PITTSBURGH - JUNE 13: Paul Maholm #28 and Michael McKenry #55 of the Pittsburgh Pirates talk on the pitchers mound during the game against the New York Mets on June 13, 2011 at PNC Park in Pittsburgh, Pennsylvania. (Photo by Jared Wickerham/Getty Images)
Paul Maholm did what he usually does, keeping runs off the board and keeping the Bucs in the game despite a lack of offensive support, and the Pirates won 3-1 in their series finale against the Mets.
The baserunning in the first inning was ridiculous. Jose Tabata singled to start the inning, and then Xavier Paul singled. Tabata went to third with no outs and was out easily, but the umps made an obstruction call on Jose Reyes that wouldn't have been called 99 percent of the time. The Pirates caught a break, and they got another single, from Neil Walker, to take advantage of it. But then ... wait for it ... Paul got picked off.
I know the Bucs have a terrible offense (all the more so with Andrew McCutchen getting the day off, which is itself pretty silly given how young and healthy he is, and how badly the team needs him right now), but the kind of silly gambles the Pirates take on the bases sometimes remind me of when my brother was at the Meadows playing poker with a guy who said he was down to his last $50. When my brother heard that, he looked the guy straight in the eye and said, "Dude. Stop playing." These baserunning blunders are costing the Pirates runs they can ill-afford to lose.
More positively, new catcher Michael McKenry made his debut and made an immediate impact. Mike Pelfrey failed to lay down a bunt with one out and runners on second and third in the fifth, and McKenry threw a strike to second and caught Daniel Murphy in a rundown, thus helping shut down a Mets rally in a high-leverage situation in a 1-0 game. (Other quick impressions of McKenry: he's very squat but is a reasonably quick runner, even if he isn't exactly fast. He looks confident and sure-handed behind the plate.)
Brandon Wood in the bottom of the inning hit a line-drive solo homer to left, widening the Pirates' lead to 2-0. (Wood also had a nice double play earlier in the game.) 'Course, 10 straight batters had made outs before him, and 10 straight made outs after him.
When your starter pitches seven scoreless innings while only allowing three hits and two walks, as Maholm did tonight, it's easy to worry a bit less about some of the team's offensive problems, at least for a while. Maholm, after posting six zeroes in his last start, now has two in a row in which he hasn't allowed a run.

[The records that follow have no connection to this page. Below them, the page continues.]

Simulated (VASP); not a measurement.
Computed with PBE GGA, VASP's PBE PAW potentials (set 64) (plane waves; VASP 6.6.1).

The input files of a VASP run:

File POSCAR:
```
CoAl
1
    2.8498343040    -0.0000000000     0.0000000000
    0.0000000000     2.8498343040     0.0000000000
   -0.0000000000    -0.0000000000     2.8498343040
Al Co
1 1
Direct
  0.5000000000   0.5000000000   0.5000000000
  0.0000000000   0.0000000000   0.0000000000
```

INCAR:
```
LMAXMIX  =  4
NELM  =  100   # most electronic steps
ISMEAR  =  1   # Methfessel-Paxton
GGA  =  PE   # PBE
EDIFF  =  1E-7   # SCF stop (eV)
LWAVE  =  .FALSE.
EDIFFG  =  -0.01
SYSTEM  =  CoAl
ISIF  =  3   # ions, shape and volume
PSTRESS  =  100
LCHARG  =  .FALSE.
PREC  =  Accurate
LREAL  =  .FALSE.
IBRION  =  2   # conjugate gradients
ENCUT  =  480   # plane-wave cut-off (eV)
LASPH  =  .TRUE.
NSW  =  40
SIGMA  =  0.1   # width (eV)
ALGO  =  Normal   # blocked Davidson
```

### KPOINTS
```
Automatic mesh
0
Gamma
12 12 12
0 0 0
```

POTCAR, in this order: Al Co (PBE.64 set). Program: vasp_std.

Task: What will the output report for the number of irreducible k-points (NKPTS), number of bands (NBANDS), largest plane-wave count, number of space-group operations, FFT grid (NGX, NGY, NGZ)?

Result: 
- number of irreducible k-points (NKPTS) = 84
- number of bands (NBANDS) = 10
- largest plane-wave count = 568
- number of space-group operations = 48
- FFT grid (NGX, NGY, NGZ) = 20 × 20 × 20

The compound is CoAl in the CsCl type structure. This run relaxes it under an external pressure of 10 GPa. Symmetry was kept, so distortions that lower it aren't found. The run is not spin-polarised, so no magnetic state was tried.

Jose Veras came on in the eighth and immediately allowed a walk and a single. As nasty as Veras was at the beginning of the season, he's really struggling now. Unfortunately, some of the Pirates' relievers are too (Dan McCutchen, in particular, seems to have finally realized he's Dan McCutchen), so the Bucs might have to leave Veras in high-leverage spots for now, unless Tim Wood or someone else steps up. Speaking of Wood, the Pirates brought him in and he allowed a line drive. Jose Tabata made a sliding catch and doubled the runner off first, and the Bucs got out of the eighth with only one run allowed.
The Pirates picked up an insurance run in the bottom of the inning when Ronny Cedeno and Andrew McCutchen (who had entered the game an inning or so earlier) hit one-out singles, and Tabata had an infield single of his own. Xavier Paul struck out against Tim Byrdak, but Neil Walker had a long plate appearance that resulted in a bases-loaded walk. D.J. Carrasco then came on, and it would have been great if the Pirates had a better option than Matt Diaz to face the righty with the bases loaded, but alas, they really didn't. Diaz flied out to end it. Fortunately, Joel Hanrahan came on in the ninth and was his usual electric self. Pirates 3, Mets 1.